Discussions of reform proposals for our currency money system often include discussions of a particular element: gold.

For many, the reintroduction of a gold standard is the most convincing solution for the obvious problems caused by our currently mostly bank created money.

In fact, such a new money order could hardly be simpler and more accessible to imagine: instead of fiat currencies, whose creation must be regulated and controlled, a quantified amount of pure gold simply becomes the measure of value for all goods and services and thus a generally comprehensible backing for money. If one speaks of a gold standard instead of a gold currency, such as gold in the form of coins, what is meant is that one does not pay directly with gold but still uses paper notes, less valuable metal currencies and also digital currency units as a medium of exchange. But of these only so many may be brought into circulation that the emitter can change back into gold. Thus the money supply is directly tied to the gold reserves of the issuing institution. This can be a national central bank or a private monetary institute, so long as its gold reserves can be checked and their security guaranteed.

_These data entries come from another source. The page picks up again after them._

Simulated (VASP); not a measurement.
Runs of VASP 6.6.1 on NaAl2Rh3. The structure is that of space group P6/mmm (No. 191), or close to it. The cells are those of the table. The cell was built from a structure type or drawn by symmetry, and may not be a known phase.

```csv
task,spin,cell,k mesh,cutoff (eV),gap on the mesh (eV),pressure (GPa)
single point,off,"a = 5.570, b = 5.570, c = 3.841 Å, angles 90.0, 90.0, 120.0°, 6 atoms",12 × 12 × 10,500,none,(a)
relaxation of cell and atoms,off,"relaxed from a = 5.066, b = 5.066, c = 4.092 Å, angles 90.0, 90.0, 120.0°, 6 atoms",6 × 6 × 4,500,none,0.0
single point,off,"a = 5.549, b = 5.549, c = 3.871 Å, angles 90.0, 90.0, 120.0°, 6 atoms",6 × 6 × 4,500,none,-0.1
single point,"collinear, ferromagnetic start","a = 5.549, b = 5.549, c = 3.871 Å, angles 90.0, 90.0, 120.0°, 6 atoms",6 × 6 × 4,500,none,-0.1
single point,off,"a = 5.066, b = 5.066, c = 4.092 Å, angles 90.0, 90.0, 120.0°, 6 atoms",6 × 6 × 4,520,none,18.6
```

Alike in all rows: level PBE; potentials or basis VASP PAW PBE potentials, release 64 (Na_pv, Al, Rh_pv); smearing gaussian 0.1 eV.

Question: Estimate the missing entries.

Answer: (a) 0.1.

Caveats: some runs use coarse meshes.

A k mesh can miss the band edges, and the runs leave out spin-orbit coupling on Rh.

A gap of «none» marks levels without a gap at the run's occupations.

While many other proposals for monetary reform require lengthy explanations, the gold standard offers a direct, easy to grasp solution, because most people will accept gold backing as secure and valuable. Histories of money usually describe the origin of money as the introduction of the first coins, typically gold coins, which simplified primitive barter trade and finally led to our modern money system. This presentation of money is historically inaccurate. An uncritical acceptance of gold as a solution to monetary problems is also simplistic. According to anthropologists and historians, barter trade was never the origin of collaborative societies and a gold standard hides behind its glittering facade a host of severe disadvantages for a monetary order:

  • A gold standard severely diminishes the ability to regulate the money supply. Today this is mostly in the hands of private banks through the creation of bank loans. The issuance of these loans is mostly driven by expectations of short-term gain and the outlook for growth in any particular sector. Many monetary reformers would like to reduce this huge power to influence, which is today used in many countries in favour of speculative financial business and to the disadvantage of the real economy. A gold standard represents the opposite extreme, in which the money supply can no longer be matched to the liquidity requirements of the economy. Particularly in times of recession, this can have fatal consequences. This is why, in times when a gold standard was practiced, the idea of a silver standard was always popping up, because this would have enabled a larger money supply. At the beginning of the Great Depression of the 1930s, it was countries that abandoned the gold standard that recovered more quickly and introduced other money creation mechanisms (compare NPR, Planet Money, Episode 253 Gold Standard R.I.P.).
  • A gold standard makes it difficult to achieve a balanced (world) economic order. If the range of available monetary policies is predetermined by the possession of gold reserves, then power and ability to influence will be further entrenched in favor of the owners of gold on the introduction of a gold standard. Thus social, developmental and also environmental policies will be bound to purely economic interests. Naturally this argument assumes the embedding of monetary solutions in a politically ideological context. Supporters of a gold standard implicitly do this too, as the following points show.

  • The value of gold is just as culturally determined as the value of money created in other ways. The “intrinsic worth” of gold, which its supporters often appeal to, is also only a market value, which indeed has been relatively stable throughout history but is not pegged to any economic use value, but rather to the aesthetic and cultic qualities attributed to it. It is not only a native American saying that you can’t eat money but also in industry and technology other raw materials are regarded as ‘more valuable’ than gold. Hence the suggestions from the field of complementary currencies to use other useful resources such as for example renewable energies or combinations of various raw materials (see Lietaer’s Terra proposal) as the basis for measuring value and as guarantee of value for currency units.
  • A stricter gold standard was never at any time an exclusive and sustainable monetary instrument. Gold coins in the ancient world, in the Middle Ages and in modern times always circulated alongside other currencies created and backed in various ways (see Felix Martin, Money – the true story). And the example of more recent monetary history, namely the Bretton-Woods world currency system of the post World War II period was also never based on a strict backing of the money supply through gold reserves and finally had to be dropped by the USA in 1971 precisely because of the inflexibility mentioned above.

Conclusion

The reintroduction of a gold standard would indeed be an easily imaginable and apparently easy to implement monetary reform but it would simultaneously be economically and politically crippling – particularly with regard to the further development of money as a democratic tool for shaping societies.

Only in combination with various complementary currencies targetted at particular needs, can a gold backing for particular purposes be convincing (see Bodensee-Taler). In that sense the relative success of Bitcoin can be explained by its many references to “digital gold”, even if this is factually inaccurate (see Bonus systems and business currencies).

Considering all the misunderstandings around gold as a stable and apparently tried and tested basis for currencies, it is not surprising that the idea of a gold standard has greater claims made for it in the discourse of monetary reformers than it really deserves.